With each new 4G iteration, networks will enjoy accompanying boost in capacity and efficiency. The costs of planning and deploying these networks will be enormous, but so will then increase in bandwidth available to any given subscriber. The same operational cost that goes into delivering a gigabyte of data today will deliver 10 GBs in the next few years. Ten years down the road 100 GBs could be delivered for the same price.

Why Apple is critical to this transformation

Without Apple embracing LTE that shift to cheaper mobile data isn’t going happen. Yes, LTE networks have started popping up all over the world without Apple’s help, but carriers can’t realize their operational efficiencies until they move the majority of their traffic and devices onto those new 4G networks.

The iPhone’s data hunger is ravenous. Network optimization and analytics firm Arieso estimates that the introduction of each new generation of iPhone produces a 40 percent increase in traffic over a carrier’s mobile network. If the iPhone 5’s data deluge doesn’t hit a new LTE network, it doesn’t just evaporate — it floods onto carriers’ 3G networks.
By placing even more burden on 3G, carriers would be forced to keep investing in them their legacy networks. Instead of plowing their billions of investment dollars into 4G networks, they would have to add more 3G capacity and devote more spectrum to maintaining older technologies. And once those investments are made, they’re sunk. Any megahertz devoted to 3G is going to remain 3G for the foreseeable future.
In Europe and other regions of the world behind the mobile broadband curve, a sans-LTE iPhone lessens the urgency to deploy the newest network technologies. If your single best selling smartphone model for the next nine months doesn’t support 4G, why should you? Android handset makers like Samsung should be lauded for their efforts in propping up the LTE ecosystem, but Apple was the missing, critical strut. (For a more detailed analysis of Apple’s impact on LTE check out my GigaOM Pro report on the topic, though a subscription is required).
If Apple failed to produce a 4G iPhone, LTE’s progress – and the progression toward cheaper data – would have been hindered, not just for another twelve months but possibly several years. What radios the in the iPhone includes have a big impact on CTOs’ network decisions and CFOs capital investment decisions for the next year. The wireless industry isn’t the internet industry. These are big iron deployments we’re talking about, and those decisions have long-term consequences.
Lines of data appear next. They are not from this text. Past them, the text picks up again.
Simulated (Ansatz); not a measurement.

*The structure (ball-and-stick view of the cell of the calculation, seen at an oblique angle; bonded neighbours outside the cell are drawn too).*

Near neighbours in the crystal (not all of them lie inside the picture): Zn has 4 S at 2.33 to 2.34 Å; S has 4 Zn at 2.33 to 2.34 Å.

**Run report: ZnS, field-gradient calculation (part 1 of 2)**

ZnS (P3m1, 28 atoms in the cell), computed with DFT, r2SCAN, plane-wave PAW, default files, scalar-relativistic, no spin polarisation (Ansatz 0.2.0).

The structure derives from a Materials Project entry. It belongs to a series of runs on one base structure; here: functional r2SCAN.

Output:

It’s going to get worse before it gets better

Unfortunately, carriers have taken advantage of transition from 3G to 4G to pull some pricing shenanigans. Verizon and AT&T both recently launched shared data plans, which lets their customers pool their devices into a single plan (a good thing), but also forces customers to double down on the voice and SMS services they’ve long been abandoning (a bad thing).

Wireless Intelligence’s global breakdown of LTE subscribers
In Europe, there are indications that carriers will charge a premium for LTE access following the logic that faster connection speeds demand higher rates. It looks like carriers are milking their new investments for all they are worth, which is hardly surprising to many observers of the mobile industry. But I don’t think any of these business models are sustainable in the long-term.
It won’t be AT&T or Verizon, but we have two other nationwide operators in the US with plenty of initiative. Sprint has already extended its unlimited smartphone data plans to LTE where its customers can do far more damage than over its old CDMA networks. T-Mobile hasn’t yet released its pricing plans for LTE, but you can bet it will either match or discount the already cheap buckets of HSPA+ data it offers today (while T-Mobile didn’t get the iPhone today, it’s inevitable it will land the device). At that point we can leave it up to the market to do its work.